Using wptrunner in Chromium (experimental)

wptrunner is the harness shipped with the web platform tests project for running the test suite. This user guide documents experimental support in Chromium for wptrunner as a replacement for run_web_tests.py for running WPTs.

For general information on web platform tests, see web-platform-tests.org.

Differences from run_web_tests.py

The main differences between run_web_tests.py and wptrunner are that:

  1. wptrunner can communicate with a browser using the standard WebDriver protocol, whereas run_web_tests.py relies on content_shell's protocol mode and internal APIs.
  2. Due to (1), run_web_tests.py can only test the stripped-down content_shell, but wptrunner can also test the full Chrome binary through chromedriver.
  3. wptrunner should automatically support new upstream WPT features (e.g., new testdriver.js APIs).

Running Tests Locally

First, build the ninja target for the product you wish to test:

autoninja -C out/Release chrome_wpt
autoninja -C out/Release content_shell_wpt
autoninja -C out/Release system_webview_wpt   # `android_webview`
autoninja -C out/Release chrome_public_wpt    # `chrome_android` (Clank)

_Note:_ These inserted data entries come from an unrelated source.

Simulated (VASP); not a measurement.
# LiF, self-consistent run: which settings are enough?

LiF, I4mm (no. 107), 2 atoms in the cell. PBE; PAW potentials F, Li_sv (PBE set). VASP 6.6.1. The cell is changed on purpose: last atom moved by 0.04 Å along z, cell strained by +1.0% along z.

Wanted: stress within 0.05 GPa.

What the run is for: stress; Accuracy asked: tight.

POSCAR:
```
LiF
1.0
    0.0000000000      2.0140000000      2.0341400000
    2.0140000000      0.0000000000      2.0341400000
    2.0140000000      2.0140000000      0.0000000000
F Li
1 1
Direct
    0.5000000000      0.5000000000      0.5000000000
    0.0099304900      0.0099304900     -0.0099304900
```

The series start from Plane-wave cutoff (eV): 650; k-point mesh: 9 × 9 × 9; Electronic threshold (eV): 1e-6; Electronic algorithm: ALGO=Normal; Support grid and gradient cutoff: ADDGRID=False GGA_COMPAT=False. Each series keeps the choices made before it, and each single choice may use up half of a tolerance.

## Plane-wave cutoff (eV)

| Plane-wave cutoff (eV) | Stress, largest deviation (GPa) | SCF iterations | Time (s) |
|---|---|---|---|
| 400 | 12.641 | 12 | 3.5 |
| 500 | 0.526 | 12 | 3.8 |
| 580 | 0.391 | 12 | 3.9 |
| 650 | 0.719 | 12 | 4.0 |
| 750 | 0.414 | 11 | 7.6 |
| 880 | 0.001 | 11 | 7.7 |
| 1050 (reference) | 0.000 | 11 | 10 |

Then, from //third_party/blink/tools/, run the wptrunner wrapper script run_wpt_tests.py with one of the following commands:

run_wpt_tests.py [options] [test list]   # *nix
run_wpt_tests.bat [options] [test list]  # Windows

Like for run_web_tests.py:

  • The test list may contain directories, files, or URLs (e.g., path/to/test.html?variant).
  • Providing a directory or file runs all contained tests.
  • Prefixing a path with virtual/<suite>/ runs that path's tests as virtual tests.
  • Omitting the test list will run all tests and virtual suites, including wpt_internal/

Useful options:

  • -t <target>: Select which //out/ subdirectory to use. Defaults to Release.
  • -p <product>: Select which browser (or browser component) to test. Defaults to content_shell.
  • -v: Increase verbosity (may provide multiple times). -v will dump browser logs.
  • --help: Show detailed usage and all available options.

Builders

A set of FYI builders continuously run all WPTs (including wpt_internal/) on different platforms:

Each builder has an opt-in try mirror with the same name. To run one of these builders against a CL, click “Choose Tryjobs” in Gerrit, then search for the builder name. Alternatively, add a CL description footer of the form:

Cq-Include-Trybots: luci.chromium.try:<builder name>

to opt into select builders when submitting to CQ.

Test Results

Results from the most recent run are placed under //out/<target>/layout-test-results/. The next test run will rename this directory with a timestamp appended to preserve the results.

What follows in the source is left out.